Trump has also used his Truth Social account to go after Florida Gov. Ron DeSantis, who seems a more formidable potential rival.

The website Axios recently had an interesting take on all this. It called Youngkin and DeSantis “two of the biggest names in Republican politics” and posted a map of where both have been campaigning for other Republican candidates. From that, Axios concluded that “they’re taking markedly different approaches toward campaigning in the midterms – and perhaps to 2024.”

Axios says that “Youngkin is bypassing MAGA-oriented gubernatorial candidates in favor of pragmatists running tough races in blue states. DeSantis has leaned into some of the party’s most controversial nominees.”

That conclusion may surprise some in Virginia. After all, one of Youngkin’s recent trips was to Maine, to campaign for former Gov. Paul LePage, who is trying to make a comeback. LePage has a history of inflammatory comments, many of them racially tinged. One example, from a list compiled by the Portland Press-Herald: “Let me tell you something: Black people come up the highway and they kill Mainers. You ought to look into that! You make me so sick!” That prompted Youngkin to condemn LePage’s remarks – after he returned from Maine – but Youngkin still insisted that LePage is running a “unifying campaign.” Virginia’s House Minority Leader, Don Scott, D-Portsmouth, was having none of it: “There’s no other way around it, Governor Youngkin is defending an unabashed racist,” Scott said. 
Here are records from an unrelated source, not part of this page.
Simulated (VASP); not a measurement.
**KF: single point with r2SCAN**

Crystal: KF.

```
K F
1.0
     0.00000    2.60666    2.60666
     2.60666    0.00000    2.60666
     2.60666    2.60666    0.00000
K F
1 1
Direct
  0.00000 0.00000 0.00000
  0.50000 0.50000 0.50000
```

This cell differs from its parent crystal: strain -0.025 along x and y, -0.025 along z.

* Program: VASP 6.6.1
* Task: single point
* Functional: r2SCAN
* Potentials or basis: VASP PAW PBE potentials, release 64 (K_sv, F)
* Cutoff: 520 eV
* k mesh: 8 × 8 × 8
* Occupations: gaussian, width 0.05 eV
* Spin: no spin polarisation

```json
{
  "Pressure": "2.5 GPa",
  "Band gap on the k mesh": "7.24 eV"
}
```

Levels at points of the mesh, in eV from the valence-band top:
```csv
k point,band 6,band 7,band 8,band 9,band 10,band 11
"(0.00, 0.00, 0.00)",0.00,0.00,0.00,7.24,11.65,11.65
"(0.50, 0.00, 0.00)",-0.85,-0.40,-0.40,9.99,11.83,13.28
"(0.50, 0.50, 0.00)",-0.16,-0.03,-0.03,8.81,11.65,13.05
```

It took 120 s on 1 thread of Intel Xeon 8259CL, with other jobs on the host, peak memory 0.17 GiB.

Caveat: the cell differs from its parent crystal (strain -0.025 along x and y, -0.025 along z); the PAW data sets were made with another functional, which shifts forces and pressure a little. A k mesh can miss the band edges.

While LePage’s first two terms as governor, beginning in 2011, pre-date Trump, he seems stylistically a lot more like Trump than, say, George H.W. Bush. Nonetheless, Axios counts up this math, and math is a more certain guide than impressions are: “Youngkin has helped out, or is planning to help out, 10 GOP gubernatorial candidates. Just three of them have Trump’s backing, and eight of the 10 are running in states that President Biden carried in 2020.” One of them – Georgia Gov. Brian Kemp – was opposed by Trump in his party primary. By contrast, DeSantis is campaigning for candidates much more identified with Trump. Six of the seven candidates he’s campaigned for have been endorsed by Trump. So far, their campaign itineraries overlap only once: in New Mexico, where both have campaigned or will campaign for a Republican candidate for governor who hasn’t been endorsed by Trump.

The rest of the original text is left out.